Kim Severson of the Times dubs salty caramel the flavor of the year and explains how food trends take a relatively unknown ingredient and "move it through a cultural sluice box that ends at McDonald's."
Severson writes that, "like grief, American food trends go through five stages" and discusses how salted caramels began as a traditional treat in Brittany and, after jumping a series of hoops--wowing high-end pastry chefs and confectioners, national food magazines, innovative chain restaurants, mainstream supermarkets, and Starbucks--the flavor made its way to a box of Wal-Mart truffles, a.k.a. "complete integration in the American mass market."
I think salted caramel is a worthy pick for flavor of the year. I still remember the first time I tasted the flavor combination, in a scoop of ice cream on a La Belle Vie ice cream sampler a few years ago. The salt seemed to take everything great about caramel--the rich creaminess, the nutty sweetness--and make it that much better. It was just a tiny scoop, but it packed a lot of punch...I think it's telling that I can't remember any of the other flavors on the plate.
Since then, I've enjoyed salty caramel ice cream on a few other fancy dessert plates (one at Forepaugh's a few months ago) and downed nearly half a pint of it at Bi-Rite Creamery in San Francisco.

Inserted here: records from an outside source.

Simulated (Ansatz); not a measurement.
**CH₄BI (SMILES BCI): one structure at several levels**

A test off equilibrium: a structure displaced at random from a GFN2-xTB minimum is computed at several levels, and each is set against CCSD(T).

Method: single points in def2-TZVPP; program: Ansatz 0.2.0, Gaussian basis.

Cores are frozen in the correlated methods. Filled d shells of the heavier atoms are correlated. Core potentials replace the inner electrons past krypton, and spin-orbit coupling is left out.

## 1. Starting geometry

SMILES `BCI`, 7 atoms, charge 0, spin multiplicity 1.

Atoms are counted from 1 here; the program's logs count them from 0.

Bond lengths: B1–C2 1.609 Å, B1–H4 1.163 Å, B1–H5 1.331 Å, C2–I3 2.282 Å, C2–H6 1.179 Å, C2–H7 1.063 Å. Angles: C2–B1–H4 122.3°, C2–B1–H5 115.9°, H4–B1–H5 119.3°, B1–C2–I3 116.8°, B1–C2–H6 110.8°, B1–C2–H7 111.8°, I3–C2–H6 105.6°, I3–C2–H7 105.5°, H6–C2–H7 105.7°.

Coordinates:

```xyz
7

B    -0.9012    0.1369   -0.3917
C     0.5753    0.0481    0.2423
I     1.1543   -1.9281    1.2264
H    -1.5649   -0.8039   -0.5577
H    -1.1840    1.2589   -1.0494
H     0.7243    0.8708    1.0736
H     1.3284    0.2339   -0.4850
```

Locally, I've seen salty caramels made by Amy Goetz (she makes the Bramblewood Cottage scones and shortbread) at the Golden Fig, salt caramel truffles from B.T. McElrath, and salty caramel ice cream at Izzy's for starters (unfortunately, I'm not sure if Izzy's is carrying it right now, as they don't open until 3 today). Anybody have other suggestions on where to get your salt-caramel fix?